Mauldin "Electing The Janitor-in-Chief"

Discussion in 'Economics' started by Trader5287, Nov 1, 2008.

  1. plugger

    plugger

    Here's the part I like:

    "FAR MORE 'telling' is the LOPSIDED degree to which Credit Card balance growth is 'contributing' to total growth in Consumer Loans, a sign of intensifying 'stress' on consumers, amid accelerating job loss, home price deflation, and equity-market paper wealth devaluation.

    "Even the raging Frankenstein stops to note the shockingly UGLY data details:

    Commercial Banks, Outstanding Credit Card Balances ... SOARED by an eye-opening + $7.1 billion in the WEEK ending October 15th, representing a +1.9% single-week rate of expansion ... or ... nearly ONE-HUNDRED PERCENT annualized (+98.4%).

    "Even more 'telling' is the 'read' acquired by contemplating the following pair of data FACTS:

    * Credit Card Loans, 10 months Sep07-thru-Jul-08 ... up + $29.1 billion

    * Credit Card Loans, 10 weeks Aug-08-to-mid-Oct-08 ... up + $32.3 billion

    "In other words, Commercial Bank 'exposure' via the total amount of Credit Card 'loans' outstanding has risen MORE in the last ten WEEKS, than it did in the previous ten MONTHS COMBINED !!!

    "Moreover, the growth in the last ten-weeks, $32.3 billion, or about $600 million per 'shopping day' since the beginning of August ... represents nominal growth of + 9.3% ... or ... + 48.3% annualized over the last ten weeks.

    "According to American Express, delinquencies on credit payments rose to 4.1% of all credit outstanding in the 3Q, up from 2.5% in 3Q of 2007, with Bank of America's rate rising even more steeply, to 5.9% in the quarter.

    "Moreover, the 'pool' of loans deemed 'uncollectable' rose to a high 6.7% in the 3Q, soaring from 3.6% last September."[


    That's a healthy economy, where people put a McDonald's lunch on their credit card. An excellent long term investment. As Peter Schiff has said many times, the money was BORROWED and SQUANDERED and the U.S. has nothing PRODUCTIVE to show for it.
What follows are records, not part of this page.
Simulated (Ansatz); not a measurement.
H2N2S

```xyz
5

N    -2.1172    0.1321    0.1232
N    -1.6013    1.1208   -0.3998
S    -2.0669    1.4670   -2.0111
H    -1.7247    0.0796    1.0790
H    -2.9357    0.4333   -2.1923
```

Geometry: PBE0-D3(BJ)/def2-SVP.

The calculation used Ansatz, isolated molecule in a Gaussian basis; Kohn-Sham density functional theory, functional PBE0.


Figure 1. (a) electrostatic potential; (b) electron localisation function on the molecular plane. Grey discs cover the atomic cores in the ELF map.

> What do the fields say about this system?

    U.S. GDP is going to return to its 2002 level. The last five years were nothing but a debt illusion and over $3 trillion dollars in fake GDP is going to disappear.
     
  2. plugger

    plugger

    Ooops, I cut off this last goodie by accident:


    What consumer spending there is has been fueled in part by credit card. Greg notes this uncomfortable piece of data: the second largest "merchant-vendor" for credit card use is now McDonalds. This suggests that many consumers are in serious distress when they need to get their $4 Big Mac and fries with a credit card.

    This is the problem facing the economy next year. Credit card growth like we have seen in the last few months has never been sustained at such a level, and is unlikely to be this time either. This is especially true as credit card delinquencies have been rising, as noted above.
     
  3. tortoise

    tortoise

    the part i like is his plug for an ergonomic chair designer for whom he is an affiliate. classy.